Biggie Smalls: Paris Couture is Back



When Didier Grumbach, the twinkly eyed President of France’s Fédération Française de la Couture, decided to open up Paris’s couture week calendar to up-and-coming designers  making exceptional made-to-measure clothes a few years ago, it was considered a revolution—and the end of an era. No longer was couture the bastion of the high and mighty: With a wave of Grumbach’s magic wand, Paris couture week had turned into an escape hatch from the overcrowded ready-to-wear weeks in October and March for small labels to gain recognition and grow their businesses. The made-to-measure aspect seemed like nothing more than an after-thought. But all that was before Lady Gaga, Rihanna, Daphne Guinness and her ilk, and a gaggle of feisty 18-year-old princesses from the Persian Gulf arrived to reignite the spirit of one-of-a-kind fantasy dressing from Paris.

This season, Paris couture is alive with small presentations from emerging talents who are building their houses on private orders. Some of these orders come from icons and their stylists searching for their next showstopper performance fantasy, but others are mere mortals, albeit oneswith big budgets and a penchant for tour de force fashion, with a burning desire to dress them in a completely unique way.

With stints at Balenciaga and Christian Lacroix under her minimalist belt, Bouchra Jarrar turned her precise collection around one elegant look: sleek, laser-cut shapes in ivory, navy and black, contrast-color banded with flashes of gold. The cool geometry, occasionally split open to reveal a slice of lamé, or skin, was powerful and the break-out piece: a cream-banded sheath with a fat
fox tail curling up from the waist and draping over the neck, hinting at future drama.

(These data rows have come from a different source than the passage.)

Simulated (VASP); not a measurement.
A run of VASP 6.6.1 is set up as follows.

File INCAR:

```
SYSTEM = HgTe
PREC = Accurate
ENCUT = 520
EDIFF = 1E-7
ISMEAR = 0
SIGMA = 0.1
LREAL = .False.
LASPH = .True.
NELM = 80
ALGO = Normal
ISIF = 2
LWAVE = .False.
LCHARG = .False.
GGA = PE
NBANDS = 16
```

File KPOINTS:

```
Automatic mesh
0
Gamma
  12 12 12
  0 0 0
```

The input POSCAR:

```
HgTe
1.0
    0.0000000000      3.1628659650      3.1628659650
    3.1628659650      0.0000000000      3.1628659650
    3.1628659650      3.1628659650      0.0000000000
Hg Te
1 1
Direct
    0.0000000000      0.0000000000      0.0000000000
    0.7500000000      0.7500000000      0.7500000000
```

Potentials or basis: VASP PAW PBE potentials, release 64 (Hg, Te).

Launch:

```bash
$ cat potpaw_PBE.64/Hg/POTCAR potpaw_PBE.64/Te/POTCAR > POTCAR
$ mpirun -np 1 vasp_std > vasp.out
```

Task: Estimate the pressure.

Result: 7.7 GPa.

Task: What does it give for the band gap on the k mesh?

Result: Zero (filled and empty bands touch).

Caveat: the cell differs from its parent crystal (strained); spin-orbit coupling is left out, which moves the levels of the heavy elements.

Maison Martin Margiela continues on its merry way in a white-washed lab atelier tucked into Paris’s arty working class 11th arrondisement. It has to be said: Martin Margiela left a great team behind him. Fall’s Line 0, “Artisanal” couture collection is a honey-colored humdinger in salvaged and restyled western leathers (real and faux) and old croc bags. The mini show of just 10 looks, was staged in MMM HQ’s couture sewing atelier. For fall, the couture team has turned a pile of said bags and wallets into a pair of thigh-high  clutch cuissardes, made a fur coat from bunched animal print scarves, styled strips of scoubidou braided suede into a Pocahontas bolero, strung  black tube beads into a biker jacket, and went totally over the top—Dolly Parton, are you reading this?—for a trompe l’oeil jumpsuit made from western, fine tooled rose-covered leather rodeo boots-well not really the boots, but you get the idea. As frank Sinatra once crooned:” Yippie-yi-yo-ki-yay!” LEFT: CARVEN. PHOTO BY DAMIEN BLOTTIERE

It’s official. After several seasons on the couture calendar, Alexis Mabille will present his first  ready-to-wear runway  show for Spring 2011 next October. Along his way to the big leagues, his bow dresses have become a favorite of Carla Bruni-Sarkozy and red carpet stars.  So Mabille will keep making exceptional pieces, but now his name is known, he’s ready to build a business too. Monday’s presentation at Angelina’s tea room focused on eveningwear separates. Embroidered pink flowers strewn across a black velvet hourglass dress with embroidered bodice shows Mabille can pull off a classic couture dress. But the most fun here is his naughty extras, mix and match pieces like his floor-sweeping evening redingote, smoking jacket with ruffled-edge lapels and the pink silk crepe big bow bed jacket which can slip over a black column, or pants. Just right for a contemporary party girl.

While waiting for these shows to start, talk turns to who’s next and why no new name seems to have taken hold yet.  Well, that’s because most weary style watchers missed this year’s quiet debut of Guillaume Henry at the revived house of Carven. Carmen de Tommaso, Carven’s founder, turns 101 on July 12, and she should be smiling because the long, tall blue-eyed Henry is doing the best things at her old house.  On Monday he joined Paris’s primo vintage specialist Didier Ludot for a garden party, complete with freshly laid grass in the Palais Royal gardens in front of Ludot’s vintage shop. The visual “conversation” the two staged concerned a 1956 Carven original from Ludot’s collection, which Henry redid as an LBD for Ludot’s spin-off vintage-inspired label.  Henry updating the silk organza original in technical taffeta and added a belt from his fall 2010 Carven collection.  Surrounded by Ludot’s painstakingly assembled Carven originals, the new model looks like a promising great grandchild. Carven has installed a pop-up shop at Ludot’s for the month of July for this limited edition dress and select pieces from fall Carven will be available there firstt.